Part of what was happening was that the descriptions were positive enough, without being unbelievably positive:

You have a great deal of unused capacity which you have not turned to your advantage. While you have some personality weaknesses, you are generally able to compensate for them.

and, importantly, vague enough to be applicable to a wide audience:

At times you have serious doubts as to whether you have made the right decision or done the right thing.

At times you are extroverted, affable, sociable, while at other times you are introverted, wary, reserved.

Even horoscope writers admit that some of their success rests in not saying too much. Says Cainer, “The art of writing a successful horoscope column probably confirms what all too many skeptics and cynics eagerly clutch to their bosoms as charlatanry. Because it’s writing ability that makes a horoscope column believable… ultimately a successful column will avoid specifics wherever possible. You develop the art of being vague.”

The other element of the Forer effect is that the individual readers did most of the work, shaping the descriptions to fit themselves – not for nothing is the Forer effect also called the Barnum effect, after the famous showman’s claim that his shows “had something for everyone”. French, the Goldsmith psychologist, notes that people who read horoscopes are often invested in making their horoscope right for them. “If you buy into the system and the belief, it’s you that’s kind of making the reading appear to be more specific than it actually is,” he explains. “Most days for most people is a mix of good things and bad things, and depending on how you buy into the system… if you’re told to expect something good that day, then anything good that happens that day is read as confirmation.”
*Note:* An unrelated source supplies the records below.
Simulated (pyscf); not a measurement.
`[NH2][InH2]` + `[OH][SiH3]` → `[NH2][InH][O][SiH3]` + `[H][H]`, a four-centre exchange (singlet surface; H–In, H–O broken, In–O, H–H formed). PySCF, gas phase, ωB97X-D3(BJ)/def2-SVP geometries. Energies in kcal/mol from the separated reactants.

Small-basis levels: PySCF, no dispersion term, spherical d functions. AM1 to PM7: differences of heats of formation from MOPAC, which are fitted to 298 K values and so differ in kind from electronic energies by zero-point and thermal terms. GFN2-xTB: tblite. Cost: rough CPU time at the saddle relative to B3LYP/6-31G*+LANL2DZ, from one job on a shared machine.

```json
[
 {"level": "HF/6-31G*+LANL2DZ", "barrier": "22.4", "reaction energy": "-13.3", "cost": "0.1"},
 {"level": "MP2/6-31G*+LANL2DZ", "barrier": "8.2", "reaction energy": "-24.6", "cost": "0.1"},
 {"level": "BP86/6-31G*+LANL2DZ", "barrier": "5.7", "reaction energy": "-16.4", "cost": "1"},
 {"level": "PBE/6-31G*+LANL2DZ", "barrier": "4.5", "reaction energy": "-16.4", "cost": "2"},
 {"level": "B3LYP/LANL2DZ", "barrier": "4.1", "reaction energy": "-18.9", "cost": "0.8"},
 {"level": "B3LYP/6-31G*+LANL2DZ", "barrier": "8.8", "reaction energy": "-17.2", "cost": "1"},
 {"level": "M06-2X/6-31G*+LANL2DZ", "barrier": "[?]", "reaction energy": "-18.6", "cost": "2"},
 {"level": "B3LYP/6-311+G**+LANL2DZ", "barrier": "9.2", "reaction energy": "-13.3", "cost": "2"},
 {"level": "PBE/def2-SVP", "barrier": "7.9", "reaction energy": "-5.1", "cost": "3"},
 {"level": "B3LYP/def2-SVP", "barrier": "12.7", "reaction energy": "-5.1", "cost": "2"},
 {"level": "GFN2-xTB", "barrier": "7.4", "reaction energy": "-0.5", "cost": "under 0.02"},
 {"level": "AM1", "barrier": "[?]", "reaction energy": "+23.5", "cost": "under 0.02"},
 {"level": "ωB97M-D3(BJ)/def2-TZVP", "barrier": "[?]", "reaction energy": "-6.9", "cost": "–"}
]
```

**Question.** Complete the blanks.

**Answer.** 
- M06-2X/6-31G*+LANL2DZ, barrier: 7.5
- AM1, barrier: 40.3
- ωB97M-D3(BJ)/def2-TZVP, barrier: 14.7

Astrologer Cainer has another, more practical explanation for why people read horoscopes: “It’s because they’re there.” There’s very much a “can’t hurt” and “might help” perception of horoscopes; at the same time, newspaper horoscopes, he says, also allow casual horoscope readers “a glorious sense of detachment: ‘I don’t believe in this rubbish but I’ll have a look.’” This resonates with what Julian Baggini, a British philosopher and writer for The Guardian, says about why people read horoscopes: “No matter how much the evidence is staring someone in the face there’s nothing in this, there’s that ‘Well, you never know.’” (Even if you do know.) 

But “you never know” and even the Forer effect doesn’t entirely explain the longevity of a form that many critics complain has no business being in a newspaper – so maybe there’s something else going on. When French taught a course with a section on astrological beliefs, he’d sometimes ask on exams: “Does astrology work?” “Basically, the good answers would be the ones that took part the word ‘work,’” he says. On the one hand, the straightforward answer is that, according to a host of scientific studies, astrology does not work. “But you’ve then got the other question… ‘Does astrology provide any psychological benefit, does it have an psychology function?’” he said. “The answer to that is, sometimes, yes.”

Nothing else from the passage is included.